I like to think that my first two predictions were pretty accurate – since the mid-1990s the volumes of mail have indeed grown. In my own case I suppose I get a lot less post in the way of bills and statements since much of that is done online; and I write and send fewer personal letters, although birthday cards and the like remain physical objects of importance. I do a lot of online shopping and physical shipping of goods, and ebay has of course increased that trend (and helped the rise of the Mailboxes, Etc chain, as far as I can tell). So in a very real sense, snail mail has not been lost to email. In one way it’s been multiplied by it, and looking at it another way, you could say it has become more focussed by the rise of the Internet and online business.
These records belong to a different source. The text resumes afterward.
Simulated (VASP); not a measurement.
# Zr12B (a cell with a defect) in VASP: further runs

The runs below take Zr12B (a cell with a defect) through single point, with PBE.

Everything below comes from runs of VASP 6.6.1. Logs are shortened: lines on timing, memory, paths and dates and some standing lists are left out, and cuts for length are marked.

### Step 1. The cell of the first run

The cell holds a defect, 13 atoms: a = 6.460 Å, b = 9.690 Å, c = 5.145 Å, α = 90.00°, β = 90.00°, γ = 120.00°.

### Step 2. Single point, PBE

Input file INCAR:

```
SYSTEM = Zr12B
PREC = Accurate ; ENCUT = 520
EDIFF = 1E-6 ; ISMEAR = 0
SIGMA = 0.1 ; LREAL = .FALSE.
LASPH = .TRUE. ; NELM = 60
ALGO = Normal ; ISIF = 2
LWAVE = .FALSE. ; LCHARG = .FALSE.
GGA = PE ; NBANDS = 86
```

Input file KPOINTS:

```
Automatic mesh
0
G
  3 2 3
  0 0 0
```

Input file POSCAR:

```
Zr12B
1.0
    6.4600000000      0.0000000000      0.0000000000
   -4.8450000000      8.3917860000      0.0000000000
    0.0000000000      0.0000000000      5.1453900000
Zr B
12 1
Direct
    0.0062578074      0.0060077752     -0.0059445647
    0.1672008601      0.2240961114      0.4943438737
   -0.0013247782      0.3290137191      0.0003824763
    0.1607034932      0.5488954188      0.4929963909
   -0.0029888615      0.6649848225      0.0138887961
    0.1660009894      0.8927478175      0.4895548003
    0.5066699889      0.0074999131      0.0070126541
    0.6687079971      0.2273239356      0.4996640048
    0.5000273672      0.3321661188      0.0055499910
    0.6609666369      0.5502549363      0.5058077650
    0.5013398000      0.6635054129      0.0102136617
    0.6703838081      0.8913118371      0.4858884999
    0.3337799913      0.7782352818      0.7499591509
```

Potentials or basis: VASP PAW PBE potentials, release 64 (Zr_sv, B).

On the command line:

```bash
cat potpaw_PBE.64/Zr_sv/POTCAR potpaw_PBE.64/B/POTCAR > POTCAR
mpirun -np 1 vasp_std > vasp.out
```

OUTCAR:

*fast-forwarding tape sound effect*
And now, back in the present day…
I think the same thing is true of social networks and their effect on email. Much as I admire and respect my good friend Luis Suarez‘s assault on the tyranny of email, I think what he has found is that there’s a base level of mail which he continues to get, as email is often still the most appropriate channel for certain, private or behind-the-firewall communications, for example. In fact, I’m willing to bet that he also gets a bunch of messages that have been generated by the social networks he’s part of, too – I get emails when I receive direct messages, or someone new follows me, or whatever, although it’s possible to opt-out or filter them out.
The core of the email I receive though, is also focussed or narrowed down by the networks I participate in. It’s often far quicker to drop a short line to a friend over IM or direct message then it is to send an email, and I can broadcast status and information to groups more effectively via a Facebook profile or whatever than I could by mass-mailing them all.
I think the effect we’re seeing is a levelling out and an adjustment whereby the relevant tools and means of communication – phone, text, mail, email, IM, and social network messages – all come together and start to be used in the most effective ways, where one size does not fit all.
Andy,
Email will never be lost. I think it is and will always be vital organ in the electronic anatomy of any organization. But organs serve specific purposes. I think, to the great benefit of the organism it serves, usage of the email system in the enterprise will decrease as use of social software increases. The collective brain of the enterprise will be much healthier (and more competitive) for it.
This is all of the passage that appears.